Wednesday, May 20, 2009

Is new state budget good or just another state sham?

After listening to the weather forecast this morning, I’m very happy Gator Wife and I took the time yesterday to get a lot of outside work done. And we had some help doing it. GW just about completed weeding her gardens and, working together, we got our mowing completed, and my super neighbor brought his power trimmer over and trimmed for us. Now we won’t have to work outside in tomorrow’s projected heat.

Like I’m sure you have, I’ve listened to many reports on the passage of the new state budget for the next biennium. I told you yesterday that it had been approved after a late night Monday session and will now get a full discussion in the Maine Legislature before final passage.

I won’t go into the sparse details of the budget that I’ve heard, but it sure does sound strangely like a simple shift and shaft and a budget full of piecemeal changes that won’t solve future spending problems in the state.

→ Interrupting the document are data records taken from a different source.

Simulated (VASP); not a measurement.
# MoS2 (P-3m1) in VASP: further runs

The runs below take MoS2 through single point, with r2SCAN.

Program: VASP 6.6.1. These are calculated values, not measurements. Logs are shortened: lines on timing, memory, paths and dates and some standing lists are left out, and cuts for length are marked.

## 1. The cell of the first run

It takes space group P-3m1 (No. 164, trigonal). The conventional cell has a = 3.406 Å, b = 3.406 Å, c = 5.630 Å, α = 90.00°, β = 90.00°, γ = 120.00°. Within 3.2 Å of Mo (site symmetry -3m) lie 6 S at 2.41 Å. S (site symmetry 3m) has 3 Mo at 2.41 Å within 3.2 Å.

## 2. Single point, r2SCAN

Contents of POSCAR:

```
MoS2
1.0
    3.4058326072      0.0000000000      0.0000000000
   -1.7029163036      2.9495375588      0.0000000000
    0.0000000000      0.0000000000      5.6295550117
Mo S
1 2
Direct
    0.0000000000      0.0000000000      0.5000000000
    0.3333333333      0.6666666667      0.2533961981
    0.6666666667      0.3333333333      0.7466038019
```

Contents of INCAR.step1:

A lot of the budget depends on stimulus money from the feds. That’s all fine and good, I guess, since the feds are putting our children into debt for their entire lives whether we take some money or not. But using the stimulus money doesn’t explain what will happen when this budget runs out of revenue. The state will be right back where it is now. Or was yesterday.

The shift and shaft part comes from cutting disbursements to cities and towns. Sure. A lot of money is saved in the state budget so the clowns in Augusta feel pretty good about themselves. But now the city and towns will have to raise their property taxes to raise the funds they’re not getting from the state.

I’ve heard at least one legislator say in the past few weeks they aren’t forcing the municipalities to spend the money and hope they will simply make the same “valiant” cuts the state has made. I wish municipalities would cut the local budgets, too; but, unfortunately, much of the money the state sends goes to programs the state mandates they follow. That is especially true for school departments. I didn’t hear or read anything about those mandates being eliminated, so that money must come from somewhere.

Yet the governor and legislators will be back slapping all over Augusta telling us what a great job they have accomplished. Meanwhile, we will be trying to figure out in our personal budgets where we’re going to find the money to pay for these accomplishments. The state saves, no one else does.

One of the sadder parts of all this for me is self praise of the Republican leadership proclaiming what great stride they’ve made working with the Democrats to create this bi-partisan budget. The Legislature must pass the budget by a 2/3 vote so this would have been a golden opportunity to force some substantive cuts in the way the state spends our money and does its business.

I read a public relations release by the Republican leaders as they praised their efforts in providing the Democrats with the proclamation, “It’s a bipartisan budget!” and yet all that which they praise sounds only like pap. I’d bet there’s a story about their proudness somewhere in this morning’s news, but I’m going to take my cue from the Republicans and be lazy and not do my duty to search it out for you.

I do feel sorry for the state workers who will be the only ones feeling any real brunt of the new budget. They will have to take pay cuts in the form of ten furlough days while state government shuts down in each year of the biennium. But those will once again be work days after the two years. They also will have to pay a sliding percentage of their health insurance costs, but they can earn their way back to the current plan over the two years. Some cut. Of course legislators, the governor, and judges will not be faced with those cuts.

So what have we gained? My simple answer: nothing. Gimmicks do not fix budgets. Only substantive changes in spending can do that, and we do not have elected representatives in either party with the courage to make those changes. Shucks, we do not have elected representatives that can recognize there is a problem.